But for all its irreverence, Dogma takes issues of faith extremely seriously. Yes, there are poop monsters and hockey stick-wielding demons, but the plot is driven by Smith’s knowledge of Catholic minutiae and a frustration with the church’s seeming inability to change to meet the needs of a modern culture. The plot hinges on a little-known Catholic doctrine called “plenary indulgence,” and the film stops for long discussions about questions of God, faith, tragedy and spirituality. Smith might be dressing the entire thing up in the shaggy attire of an indie comedy, but his knowledge of the faith is genuine, to the point where this film is probably incomprehensible without a little bit of a catechism in your background.

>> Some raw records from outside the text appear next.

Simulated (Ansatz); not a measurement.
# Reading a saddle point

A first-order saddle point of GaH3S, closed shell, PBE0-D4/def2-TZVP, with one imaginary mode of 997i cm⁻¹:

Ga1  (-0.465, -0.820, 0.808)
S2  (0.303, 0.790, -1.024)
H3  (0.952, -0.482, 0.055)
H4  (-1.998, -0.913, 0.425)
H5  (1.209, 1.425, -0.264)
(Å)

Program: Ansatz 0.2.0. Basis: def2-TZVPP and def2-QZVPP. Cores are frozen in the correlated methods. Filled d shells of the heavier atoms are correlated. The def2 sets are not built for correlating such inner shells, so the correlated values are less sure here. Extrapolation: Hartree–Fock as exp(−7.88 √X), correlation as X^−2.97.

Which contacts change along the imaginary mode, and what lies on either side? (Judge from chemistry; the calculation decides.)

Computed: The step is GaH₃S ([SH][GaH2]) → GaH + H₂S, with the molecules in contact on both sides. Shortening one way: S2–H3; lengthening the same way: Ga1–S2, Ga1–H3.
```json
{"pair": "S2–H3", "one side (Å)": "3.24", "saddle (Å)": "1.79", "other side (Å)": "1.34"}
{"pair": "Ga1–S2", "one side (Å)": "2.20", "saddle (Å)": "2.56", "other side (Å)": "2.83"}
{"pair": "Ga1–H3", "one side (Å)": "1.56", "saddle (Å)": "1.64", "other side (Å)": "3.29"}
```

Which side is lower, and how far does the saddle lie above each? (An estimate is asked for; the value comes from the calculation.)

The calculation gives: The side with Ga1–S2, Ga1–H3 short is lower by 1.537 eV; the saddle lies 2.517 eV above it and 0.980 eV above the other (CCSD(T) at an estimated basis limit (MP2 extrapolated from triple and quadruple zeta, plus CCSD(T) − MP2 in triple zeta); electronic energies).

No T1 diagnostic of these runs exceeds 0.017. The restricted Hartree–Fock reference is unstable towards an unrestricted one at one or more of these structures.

Smith’s strength has always been his writing, and Dogma is one of his strongest and most insightful screenplays. There’s a sequence in which Affleck’s character laments the free will given to humans as opposed to the subservience he’s endured for eternity, and it’s one of the richest theological arguments I’ve seen put to film. And Bethany’s struggles with faith carry real weight and emotion. Sure, Smith goes off on tangents about Rufus being written out of the Bible and how all religions just need to get along, and his combination of theology and comic book interests is at times a bit too cute for its own good (see: poop monsters). But this is the most ambitious Smith has ever been; his subsequent films have too often suffered from a willingness to retreat into his own comfort zone. Here, Smith’s writing feels curious and even dangerous. I wish he’d do something this risky again.
Sinners and no saints
Dogma isn’t just one of Smith’s most intelligent films; it’s also tied with Chasing Amy as his best. Where his scrappy relationship comedy is probably his most focused and personal work, Dogma feels like a filmmaker understanding his own strengths and exploring his limits.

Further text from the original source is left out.